RAY SUAREZ: Next, pride and sorrow in China. Margaret Warner begins a week of reports from there.
MARGARET WARNER: On Saturday morning, just 10 weeks before the Beijing Olympic Games, China’s top athletes were testing the track at their brand-new stadium.
It’s called the Bird’s Nest, a 91,000-seat behemoth of twisted concrete and steel, a stunning symbol of the new Beijing.
Filling the stands to cheer on the athletes: thousands of excited Chinese spectators. Yet just across town, other Beijing residents spent their weekend collecting donated food and clothing, toiletry and toys to send to the victims of the China’s shattering earthquake two weeks ago.
The disaster has left some 5 million homeless and in desperate need of whatever their government or countrymen can provide.
The two weekend gatherings in Beijing typify the conflicting emotions Chinese people feel as they approach what they’d hoped would be a glorious celebration of China’s arrival as a modern country on the world stage.

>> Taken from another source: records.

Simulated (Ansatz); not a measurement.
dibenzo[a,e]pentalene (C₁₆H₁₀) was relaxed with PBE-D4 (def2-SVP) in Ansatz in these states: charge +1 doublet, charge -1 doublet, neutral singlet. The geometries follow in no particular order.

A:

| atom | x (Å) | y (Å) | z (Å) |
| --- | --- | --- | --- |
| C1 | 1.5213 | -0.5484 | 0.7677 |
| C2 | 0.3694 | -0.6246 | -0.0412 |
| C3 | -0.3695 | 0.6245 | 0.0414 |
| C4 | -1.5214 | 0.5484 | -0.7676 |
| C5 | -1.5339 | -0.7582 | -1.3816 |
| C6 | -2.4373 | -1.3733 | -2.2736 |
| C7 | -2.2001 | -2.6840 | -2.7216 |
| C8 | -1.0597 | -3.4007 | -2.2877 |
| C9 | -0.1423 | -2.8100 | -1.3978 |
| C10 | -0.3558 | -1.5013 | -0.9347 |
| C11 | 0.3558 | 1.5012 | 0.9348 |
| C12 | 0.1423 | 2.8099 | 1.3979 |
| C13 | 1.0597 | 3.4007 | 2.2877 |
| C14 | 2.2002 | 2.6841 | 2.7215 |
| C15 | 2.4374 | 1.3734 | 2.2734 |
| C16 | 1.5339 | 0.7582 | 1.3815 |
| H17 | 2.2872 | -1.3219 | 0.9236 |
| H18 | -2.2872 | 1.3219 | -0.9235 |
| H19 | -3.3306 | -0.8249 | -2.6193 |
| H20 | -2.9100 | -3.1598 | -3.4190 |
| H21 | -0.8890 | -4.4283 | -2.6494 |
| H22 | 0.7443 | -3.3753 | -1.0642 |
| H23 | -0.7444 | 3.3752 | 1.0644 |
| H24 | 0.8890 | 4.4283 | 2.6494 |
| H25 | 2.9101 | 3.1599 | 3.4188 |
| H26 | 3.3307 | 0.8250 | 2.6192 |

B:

Beijing has spent six years and billions of dollars to remake the city, turning back alleys and traditional communal neighborhoods into multimillion-dollar high-rises.
The dramatic overhaul has brought redesigned roadways, five new subway lines, thousands of new plants, and architectural wonders, like an eco-friendly bubble-wrap aquatic center.
Amidst the splendor of the Forbidden City, seat of China’s long and proud imperial past, Culture Minister Cai Wu says hosting the Olympics will demonstrate to the world that China has transcended a century of foreign invasion and humiliation and political and economic turmoil that kept it a backward nation.
CAI WU, Minister of Culture, China (through translator): China is not seeking to rebuild a glorious past like some people thought. Instead, China is wishing to have a desirable modernization, just like other nations of the world.
The Olympics is very important, because China can show to the world not only our ancient culture and civilizations, but also how much we now share the same common aspiration to build a better world with all other people of the world.
Quake put spotlight on China's poor
MARGARET WARNER: But common aspirations isn't what the rest of the world saw when riots broke out in March in China's autonomous region of Tibet. The Chinese government's Tibet crackdown and refusal to allow free media coverage there sparked an international outcry.
Protestors disrupted the Chinese-led Olympic torch relay in Paris, London, and elsewhere. Some European leaders said they'd boycott the games' opening ceremonies.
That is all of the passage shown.